1. Introduction
Speech technology has achieved certain success, especially in speech compression.
However, all methods of speech processing actually do not use the fundamental
properties of the speech signal which is specially designed for information
transmission from a human to a human. As a result of such an approach, the areas of
application of the existing speech systems are much narrower then the potential ones.
In a fact, the resources of further improvement in speech recognition, synthesis and
even speech compression are exhausted. In particular, speech vocoders with low bit
rate do not transmit the voice individuality, and speech intelligibility drops when
vocoders are sequentially connected. Intelligibility of the synthetic speech rapidly
drops in the presence of even small noise or when human attention is distributed
between the listening and some other task. Speech recognition systems are very
unstable with respect to noise and speech signal distortion. The minimally acceptable
speech recognition rate usually can be achieved only after long human-machine
mutual adaptation.
Speech research was conducting in the Institute for Information Transmission Problems since 1962. At present, speech group consists of 9 researchers, including two professors in physics and mathematics, two Ph.D. researchers, three programmers and two linguists. The main direction of study is the application of the mathematical models of speech production and the code structure of speech to speech recognition, synthesis and speech compression. The results of physiological study of speech together with the mathematical models of mechanics, aerodynamics and acoustics of speech was presented in the monograph "Theory of Speech Production" by V.N.Sorokin, 1985, Radio and Telecommunication, Moscow (in Russian).
2. Speech synthesis
The mathematical models of speech production were implemented in an articulatory
speech synthesizer. The syllable intelligibility about 100% and the syllable naturalness
about 85% was found in the auditory tests of the synthesizer. The number of
parameters in the synthesizer provides a wide variety of individual voices. This kind
of synthesis may be used both in the text-to-speech synthesizers and in the
articulatory vocoder. The results of speech synthesis study are presented in the
monograph "Speech Synthesis" by V.N.Sorokin, 1992, Science, Moscow (in Russian).
3. Speech recognition
For the last decade, there was developing a fundamentally new concept of speech
recognition based on the properties of speech production and speech perception.

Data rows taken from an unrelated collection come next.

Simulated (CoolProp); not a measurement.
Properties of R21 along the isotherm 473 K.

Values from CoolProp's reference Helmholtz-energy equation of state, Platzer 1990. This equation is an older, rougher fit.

Information transmitted by the speech signal is preserved from channel noise,
distortion and individual variability of articulation by means of frequency, amplitude
and temporal modulation of acoustical parameters, and also by use of complex code
structure of speech. The developing of effective speech recognition system consists in
the search for the adequate demodulating and decoding. As a result of conducted
study, there were found primary (non-specific) detectors of frequency-temporal
heterogeneity in the speech signal. These detectors are used to construct specific
detectors of articulatory events i.e., the detectors of the transition from an articulatory
state to another one. The analysis of speech dynamics can be supplemented with the
solution of inverse problem with respect to vocal tract shape. The speech signal is
encoded in terms of the articulatory states, and speech recognition is the result of
decoding by means of methods developed in the theory of error correcting codes. It
was shown theoretically that the potential speech recognition rate in the noise
environment may be even better than the intelligibility demonstrated by humans.
The preliminary examination of the developed approach was carried out for the voice
dialing task. Texas Instrument database TI-46 with 16 speakers and the vocabulary of
20 words separately spoken was used. The average recognition rate in the speaker-
independent mode about 95% was obtained. The further developing of the system is
conducting for a voice dialing task for Russian. 52 words spoken many times in the
isolated, separated and continuous mode were recorded from 48 speakers and 5 types
of microphones and telephone handsets. Also, the signals distorted by a telephone
channel are used. A theoretical estimation of the potential recognition rate for the
studied system in the speaker-independent, channel-immune mode is about 99%.
The main principles of the developing system are described in the Russian Patent
N2047912 with the priority of 20 April, 1994.
3. Speech compression
Theoretically, the ultimate compression of the speech signal preserving speaker
individuality can be achieved by means of solving the so-called inverse problem for
the vocal tract. The problem is ill-posed since, in general, there is no guarantee of
stable and unique solution. There were found constraints and criteria of optimality
providing stable solutions for steady-state segments of the speech signal and for
inversion from articulatory movements to articulatory control commands. It was also
found that the solving general inverse problem (from acoustics to controls) requires
some preliminary recognition of a type of speech segment.
Preliminary estimation of the potential bit-rate without statistical reduction is about
2500 bit/s.
The results of inverse problem study are published in 12 papers. The recent ones are:
V.N.Sorokin, A.V.Trushkin, and A.S.Leonov (2000), "Estimation of Stability and
Accuracy of Inverse Problem Solution for the Vocal Tract", Speech Communication,
v. 30, N1, pp. 55-74.
A.S.Leonov and V.N.Sorokin (2000), "Inverse problem for the vocal tract:
Identification of control forces from the articulatory movements", Pattern
Recognition and Image Processing, v. 10, N1, pp. 110-126.